Moms Talk: What's Your Take on "Loco-Parenting?"

Is a Medford parent different from an Everett or Cambridge parent? Moms from 02155 weigh in.

Most people would agree that there are significant cultural differences between the West and East coasts.  But are there noticeable differences between parenting styles and child rearing within the same state?  New York Times blogger Lisa Belkin looked at "loco-parenting" or the role your community plays in your parenting, and Medford moms took up the discussion.

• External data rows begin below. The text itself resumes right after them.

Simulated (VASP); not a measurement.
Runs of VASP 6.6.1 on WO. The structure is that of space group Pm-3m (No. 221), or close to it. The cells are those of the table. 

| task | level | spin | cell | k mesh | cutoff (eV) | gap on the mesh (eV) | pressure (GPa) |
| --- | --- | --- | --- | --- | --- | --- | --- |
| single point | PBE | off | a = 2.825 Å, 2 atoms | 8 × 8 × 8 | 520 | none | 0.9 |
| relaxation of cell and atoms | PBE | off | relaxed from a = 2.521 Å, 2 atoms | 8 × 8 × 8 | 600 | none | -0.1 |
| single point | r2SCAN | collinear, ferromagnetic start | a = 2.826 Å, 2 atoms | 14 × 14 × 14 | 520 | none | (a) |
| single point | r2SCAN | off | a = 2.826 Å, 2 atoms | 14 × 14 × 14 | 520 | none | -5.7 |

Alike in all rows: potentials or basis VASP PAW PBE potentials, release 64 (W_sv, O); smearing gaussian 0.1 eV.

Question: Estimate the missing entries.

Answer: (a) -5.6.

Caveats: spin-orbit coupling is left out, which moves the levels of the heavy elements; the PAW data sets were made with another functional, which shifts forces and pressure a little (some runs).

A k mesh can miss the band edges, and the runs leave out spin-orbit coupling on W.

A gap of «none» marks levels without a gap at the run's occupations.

Tiffany Reevior:  I definitely think parenting varies by region. I've lived in three different states since becoming a parent, and each had its own parenting culture.  In the San Francisco Bay area, babywearing, nanny-sharing, and positive discipline were the norm. Here in Medford, I feel like people are still parenting more like their own parents did.  Discipline seems more traditional, as do expectations of children.

One thing I love about living in Medford compared to other places I've lived is the freedom given to children. Kids in our neighborhood roam each other's back yards, play basketball at the park, and bike around the block, all without close adult supervision. While it sometimes makes me nervous, overall it seems like a great way to grow up.

Tiffany is mom to a 7 year-old and has lived in Medford since 2007.

Nancy Quinn:  What I love about living in Medford is that my kids think having a big city down the street is the norm. They ride the T with ease, they can see the Prudential building from our neighborhood, yet we can go to Wright's Pond or the Fells in a few minutes. I think that is the charm of Medford. In South Medford we can walk to wonderful family restaurants, parks, bakeries and get ice cream sundaes at our local convenience store. In a classic suburb, this is usually not possible - you need to hop in your car to do many things.

I hope my kids will get the best of both worlds while living in Medford.
It has that small town feel yet we have access to amazing museums, historical sites at our doorstep. There are also amazing resources and groups within the community - like the Medford Family Network, Friends of the Medford Library, Medford Farmers' Market. All these are run by the people of Medford and show their love for the community. I want my kids to grow up in a place where people care about where they live, their neighbors and neighborhood.

Nancy has been a Medford resident for 7 years. She has two kids: 4 years and almost two.

Judi McLaughlin:  I have intersected with parents from many other communities, and I do think Medford has its own "community flavor."  I like that Medford has a small-town feel to it even though it is technically a city, and the population is rich and diverse.  We can go to Brazilian bakeries and restaurants, partake in Korean barbeque, and enjoy the benefits of many "mom-and-pop" businesses such as Mystic Coffee Roasters and Colleen's. We have a great cultural center,Springstep, smack in Medford Square, and an acclaimed art studio in Artworks. 

 A large part of the community I've experienced has been through the Medford Family Network, which is what I think makes this community stand out from others.  The incredible playgroups in the park were a life-saver for me when my children were smaller, and the women I met through the Babysitter Exchange have morphed into what I affectionately call my "Mama Tribe"; we have all stuck by each other through thick and thin and even though our children have in many ways gone in separate directions, we all maintain a close bond and make an effort to see each other regularly. 

 I must say these aspects of Medford living all came as a pleasant surprise to me; I originally moved to Medford so that my husband and I could be closer to our jobs, and the typical bellwethers of parenting (i.e. school system, things to do with kids) were not on our radar screen at all for the first few years we lived here.  But now I can't imagine living anywhere else. 

Judi is the mother of two girls, ages 6 and 8, and has been a Medford resident for 11 years.